The Artist, Blu-ray/Ultraviolet (2012)
Director: Michel Hazanavicius
Cast: Jean Dujardin, Bérénice Bejo, John Goodman, James Cromwell, Penelope Ann Miller
Music: Ludovic Bource
Studio: Studio 37/Sony Pictures 40027 [6/26/12]
Video: 1.33:1 B & W 1080p HD
Audio: DTS-HD Master Audio 5.1, DD 2.0
Subtitles: English SDH, Spanish
All Regions
Extras: Blooper reel, “The Artist: The Making of an American Romance,” Q&A with filmmakers and cast, “Hollywood as a Character: The Locations of The Artist,” The artisans behind The Artist featurettes
Length: 100 minutes
Rating: *****
Voted the Best Movie of the Year by many critics, The Artist won five Academy Awards, including Best Picture. The director and French crew all came to Hollywood to shoot the film in actual locations, and had great production people to make it look like the Hollywood of the late 1920s. Mostly silent, with a large symphonic score, and in black and white, few had believed The Artist was going to be the huge success it has been.
Starting in 1927, the film covers several years, as the talkies begin to take over the movie business and silent film superstar George Valentin’s career is cut short and he falls into oblivion. Conversely, the sky is the limit for the pert young actress/dancer Peppy Miller, who has a major crush on Valentin. With his marriage falling apart, George is also interested in Peppy, but their two careers go in opposite directions. In the end he is rescued by Peppy and the two dance their way into talkie musicals.

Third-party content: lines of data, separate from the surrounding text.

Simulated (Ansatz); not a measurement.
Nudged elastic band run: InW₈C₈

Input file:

The cinematography is gorgeous, and many of the elements of great silent films, but not exaggerating or parodying them. The grey scale is very wide and the music supports the on-screen action beautifully. At the height of emotional tenseness Bource employs the actual Bernard Hermann theme from Hitchcock’s Vertigo. The story is nothing spectacular; it partakes of A Star is Born, Singing in the Rain and others, but both lead actors are so likable and appropriate that one can’t help but be nuts about them. Their faces have to communicate much more in this silent film than in a typical sound film, and their chemistry is clearly there. Then there’s the amazing cuteness of Valentin’s dog Uggie. The whole production is a sort of love letter to the silent film era in Hollywood.